White, 33, was squabbling with Silver, 32, over drugs, then grabbed a steak knife Silver had on him, and plunged it twice into his chest, Manhattan District Attorney Alvin Bragg said this week. White then tossed the knife into the subway tunnel, threw his shirt in the trash, and fled the 23rd Street station, Bragg said.
White, who had been on parole and was wanted in connection with a bank robbery on June 6, now faces murder and weapon charges.
In another case, evading a bus fare led cops to collar an alleged serial subway slasher.
Kemal Rideout allegedly stabbed three women at random — two at the 86th Street and Lexington Avenue station and a third on a southbound 4 train near the Brooklyn Bridge-City Hall station on June 19.
Similar to White, Rideout also had a long rap sheet including attempted rape, assault, and criminal mischief charges.
Not only were both White and Rideout, 28, arrested after fare beating — they were also nabbed by the same four officers.
“A decision was made to infuse more cops into the subway” following the pair of arrests, Kemper said at the time.
However, increased police enforcement on the subway will have little effect if there are no consequences for those who break the law, experts said.
“Once the bad guys know cops are looking at these things and they’re going to lock people up for jumping the turnstile, then it will deter people” Joseph Giacalone, a retired NYPD sergeant and adjunct professor at John Jay College of Criminal Justice, said. “But if you’re not going to prosecute . . . it doesn’t mean anything.”
“The police should do it no matter what the DA is going to do because you’re going to get guns off the street, knives off the street, you’re going to keep riders safe,” he added.
Meanwhile, the MTA has been quietly implementing surveillance technology in some stations, using artificial intelligence to spot fare-beaters, according to an MTA report published in May. The system is meant to collect fare beating data and does not notify police in real time of fare evaders.
The MTA, which lost more than $500 million to fare evasion last year, is cracking down on fare-beaters on buses and replacing the locks on more than 1,600 subway tunnel emergency gates, according to the agency’s latest monthly Key Performance Metrics report released this week.

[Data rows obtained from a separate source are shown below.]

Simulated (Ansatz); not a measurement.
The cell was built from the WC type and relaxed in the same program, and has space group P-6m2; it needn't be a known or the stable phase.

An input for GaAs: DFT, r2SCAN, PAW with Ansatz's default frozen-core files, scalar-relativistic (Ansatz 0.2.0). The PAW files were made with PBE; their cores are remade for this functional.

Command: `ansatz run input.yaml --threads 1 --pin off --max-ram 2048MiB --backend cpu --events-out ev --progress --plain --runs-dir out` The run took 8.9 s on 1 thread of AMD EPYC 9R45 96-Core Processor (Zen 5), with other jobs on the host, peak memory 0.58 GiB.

Turnstiles across the city are also expected to be modified over the next two years to prevent “back-cocking,” which is when fare-evaders pull the turnstile back enabling them to walk through without paying, a Transit official said Monday.
The MTA was considering other solutions to stop fare-beaters including putting a sleeve on turnstiles that adds height to the bar, making it more difficult to hop over.